One of the most famed Portuguese explorers was Ferdinand Magellan, who was the first to circumnavigate the globe, from 1519 to 1522. Seeking a route to the Orient by sailing around the tip of South America (Strait of Magellan), he was the first to christen the "calm sea" he sailed into as the "Pacific" (although da Gama called it Mar del Sur).
The Portuguese have a long history in America. Sephardic Jews from Portugal came to the colonies as early as the 1630s. In 1654, 23 Sephardic Jews arrived in New Amsterdam from Brazil, while 40 Portuguese and Spanish Jews settled in Georgia in 1733.
During the 18th century, large numbers of Portuguese immigrated to America where they played a major role in the New England whaling trade.
In 1752 Aaron Lopez, who was born in Lisbon, helped build the first Jewish synagogue in America at Newport. Lopez owned 30 whaling ships, recruiting his crews from the Azores. As whaling declined, Portuguese migrated to textile mills in New Bedford or to the California gold fields.
While Portuguese immigration was not nearly as large as that from Ireland and Germany, it focused on specific regions - - New England, San Francisco, Hawaii, and San Diego - - all linked by whaling or the fishing trade.
Among the Portuguese who served during America's founding years were sailors who fought with John Paul Jones. During the War of 1812, Portuguese served under Andrew Jackson during the Battle of New Orleans. John Phillips, born in the Azores, received a Congressional award for his 1866 heroic, 236-mile ride through a blinding snowstorm to take news of an Indian massacre from Fort Kearney to Fort Laramie, Wyoming.

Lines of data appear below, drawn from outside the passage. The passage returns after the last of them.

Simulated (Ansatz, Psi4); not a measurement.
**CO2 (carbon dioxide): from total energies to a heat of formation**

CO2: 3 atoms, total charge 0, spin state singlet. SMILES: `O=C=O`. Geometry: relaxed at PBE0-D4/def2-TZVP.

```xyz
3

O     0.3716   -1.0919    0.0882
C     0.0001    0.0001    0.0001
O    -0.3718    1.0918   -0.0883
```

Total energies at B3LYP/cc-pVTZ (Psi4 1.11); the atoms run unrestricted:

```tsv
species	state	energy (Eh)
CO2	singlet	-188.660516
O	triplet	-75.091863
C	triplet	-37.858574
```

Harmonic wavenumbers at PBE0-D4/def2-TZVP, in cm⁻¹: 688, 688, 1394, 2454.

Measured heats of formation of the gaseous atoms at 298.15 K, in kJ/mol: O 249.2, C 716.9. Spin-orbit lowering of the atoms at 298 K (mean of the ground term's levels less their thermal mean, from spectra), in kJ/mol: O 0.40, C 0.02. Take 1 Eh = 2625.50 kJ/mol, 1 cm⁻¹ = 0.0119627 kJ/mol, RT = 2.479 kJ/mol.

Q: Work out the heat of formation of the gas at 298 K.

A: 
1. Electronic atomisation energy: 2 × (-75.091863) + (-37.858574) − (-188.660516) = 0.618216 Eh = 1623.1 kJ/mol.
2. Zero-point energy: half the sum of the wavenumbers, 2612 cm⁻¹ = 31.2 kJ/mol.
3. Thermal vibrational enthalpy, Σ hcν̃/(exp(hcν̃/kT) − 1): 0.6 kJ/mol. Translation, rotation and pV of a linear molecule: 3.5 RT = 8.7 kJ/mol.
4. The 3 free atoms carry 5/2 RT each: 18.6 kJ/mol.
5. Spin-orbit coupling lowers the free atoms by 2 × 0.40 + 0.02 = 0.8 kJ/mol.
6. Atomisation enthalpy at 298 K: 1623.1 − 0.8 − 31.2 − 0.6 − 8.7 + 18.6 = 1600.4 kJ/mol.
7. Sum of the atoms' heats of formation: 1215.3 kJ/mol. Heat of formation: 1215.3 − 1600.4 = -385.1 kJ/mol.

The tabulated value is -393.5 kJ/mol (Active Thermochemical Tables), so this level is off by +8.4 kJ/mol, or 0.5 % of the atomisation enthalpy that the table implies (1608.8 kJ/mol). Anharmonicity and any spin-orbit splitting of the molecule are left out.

In the mid-20th century a second large wave of Portuguese immigration began, primarily into New Jersey, New York, Connecticut, Rhode Island, and Massachusetts. Seventy percent of the early Portuguese immigrants came to the U.S. from the Azores, with the remainder from Madeira and the Cape Verde Islands. Emigrants from mainland Portugal went to Brazil, although in the mid-20th century migration from Portugal to the U.S. increased. Another group of Portuguese-Americans include descendants of Portuguese settlers born in Africa (Angola, Cape Verde, and Mozambique).
According to the 1980 federal census, more than one million people in the United States claim Portuguese ancestry. The historical pattern of Portuguese immigration and settlement is clearly seen when mapping this census data. Areas of major settlement are focused in southeastern New England (from Providence, Rhode Island, SE Massachusetts to Boston) and in central California (San Francisco Bay area and San Joaquin Valley.
Per population numbers, Portuguese-Americans are the fourth largest ethnic group in Hawaii, fifth largest group in Rhode Island and the eighth largest group in Massachusetts. The 2000 census show the three biggest Portuguese-American communities to be Boston, New York/New Jersey/Connecticut, and the San Francisco Bay area.
Other areas of settlement include southern California (Los Angeles and San Diego). From the 1940s through the 1960s, San Diego's Portuguese families owned and operated more than 150 fishing boats, mainly involved in the tuna trade. Today, this community - as well as others across America - are tightly knit, and still take part in an annual celebration of their heritage with the Festa do Divino Espirito Santo.